According to SPAC Insider data, 2022 only saw 96 SPAC deals completed, compared to 2021 when there were 229, and 2020, meanwhile, saw 94 deals. The prior several years saw an average of approximately 30 deals each. This year served as the comeuppance and cool-down for SPACs, for several reasons. That included the sluggish economy and the revelation that several public companies borne from SPACs have underperformed. What’s more, interest rate increases made speculative betting less enticing for big investors, who could get higher returns from safer assets.

One of the first beauty and wellness companies to tap into SPACs during the boom of 2020 was Hims & Hers. Hims & Hers announced in Oct. 2020 that it would go public through a SPAC by merging with blank-check company Oaktree Acquisitions Corp. Andrew Dudum, CEO and co-founder of Hims & Hers, said the company was pursuing a traditional IPO path ahead of its SPAC merger, going so far as to build out the board of directors, the executive leadership team and the infrastructure to support a more traditional IPO process. But the time-saving value of a SPAC, coupled with what he called a “price appropriate” IPO price of $10, helped cement the SPAC choice.

“It was a process that felt more streamlined and capable of completion in six months, instead of 12-18 months [for a traditional IPO],” he said at the time. “I’m very protective of my management team’s time, because I’ve seen the value when they are ruthlessly focused on the company. When they’re distracted by external fundraising events, it’s a value loss.”
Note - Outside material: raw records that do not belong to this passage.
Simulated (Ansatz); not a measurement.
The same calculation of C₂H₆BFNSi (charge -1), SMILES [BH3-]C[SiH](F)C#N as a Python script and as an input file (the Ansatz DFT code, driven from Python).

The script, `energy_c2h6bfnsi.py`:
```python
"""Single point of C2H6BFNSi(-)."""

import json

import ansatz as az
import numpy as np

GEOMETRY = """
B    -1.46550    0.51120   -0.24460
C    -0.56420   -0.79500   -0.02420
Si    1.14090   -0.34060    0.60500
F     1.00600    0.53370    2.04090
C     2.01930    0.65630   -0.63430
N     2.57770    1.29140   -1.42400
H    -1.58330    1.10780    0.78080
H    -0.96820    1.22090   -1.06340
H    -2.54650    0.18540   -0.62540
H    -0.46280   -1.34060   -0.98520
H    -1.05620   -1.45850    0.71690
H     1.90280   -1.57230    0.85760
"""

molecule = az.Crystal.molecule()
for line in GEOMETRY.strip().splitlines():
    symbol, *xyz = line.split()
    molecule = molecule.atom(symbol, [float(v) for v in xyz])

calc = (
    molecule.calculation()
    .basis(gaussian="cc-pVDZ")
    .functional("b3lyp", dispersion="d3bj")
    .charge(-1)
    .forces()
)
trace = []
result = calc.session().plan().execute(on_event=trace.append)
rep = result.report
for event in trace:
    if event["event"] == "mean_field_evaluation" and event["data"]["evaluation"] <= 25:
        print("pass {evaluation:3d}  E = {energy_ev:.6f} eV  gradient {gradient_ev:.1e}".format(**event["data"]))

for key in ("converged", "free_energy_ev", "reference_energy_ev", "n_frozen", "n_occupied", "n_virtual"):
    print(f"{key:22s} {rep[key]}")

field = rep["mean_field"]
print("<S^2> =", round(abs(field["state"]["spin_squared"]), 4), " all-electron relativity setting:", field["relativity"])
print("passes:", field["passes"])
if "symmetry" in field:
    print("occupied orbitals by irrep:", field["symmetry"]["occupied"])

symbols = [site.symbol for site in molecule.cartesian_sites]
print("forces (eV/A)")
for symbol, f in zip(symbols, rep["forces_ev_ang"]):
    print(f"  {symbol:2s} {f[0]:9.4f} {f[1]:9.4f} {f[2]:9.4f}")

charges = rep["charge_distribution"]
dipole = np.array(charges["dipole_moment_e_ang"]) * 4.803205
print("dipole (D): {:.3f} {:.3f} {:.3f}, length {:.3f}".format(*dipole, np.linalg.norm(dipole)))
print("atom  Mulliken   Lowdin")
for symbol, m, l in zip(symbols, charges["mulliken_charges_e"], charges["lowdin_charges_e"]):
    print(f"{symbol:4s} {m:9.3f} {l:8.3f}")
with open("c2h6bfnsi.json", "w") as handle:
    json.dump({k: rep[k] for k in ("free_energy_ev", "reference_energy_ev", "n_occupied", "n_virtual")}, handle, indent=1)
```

Other beauty companies followed Hims & Hers’ lead. The Beauty Health Company, owner of Hydrafacial, went public on the Nasdaq via SPAC in May 2021. Then Waldencast, in a three-way merger with Obagi and Milk Makeup, went public by SPAC in July 2022.

SPACs started to turn sour when economic inflation kicked in. For companies predicated on growth potential, as opposed to profitability, the option became less interesting since inflation would eat into the growth. Coupled with increased interest rates, it can be safer and more financially sound for investors to stock their cash in a savings account than play the field on SPAC speculation.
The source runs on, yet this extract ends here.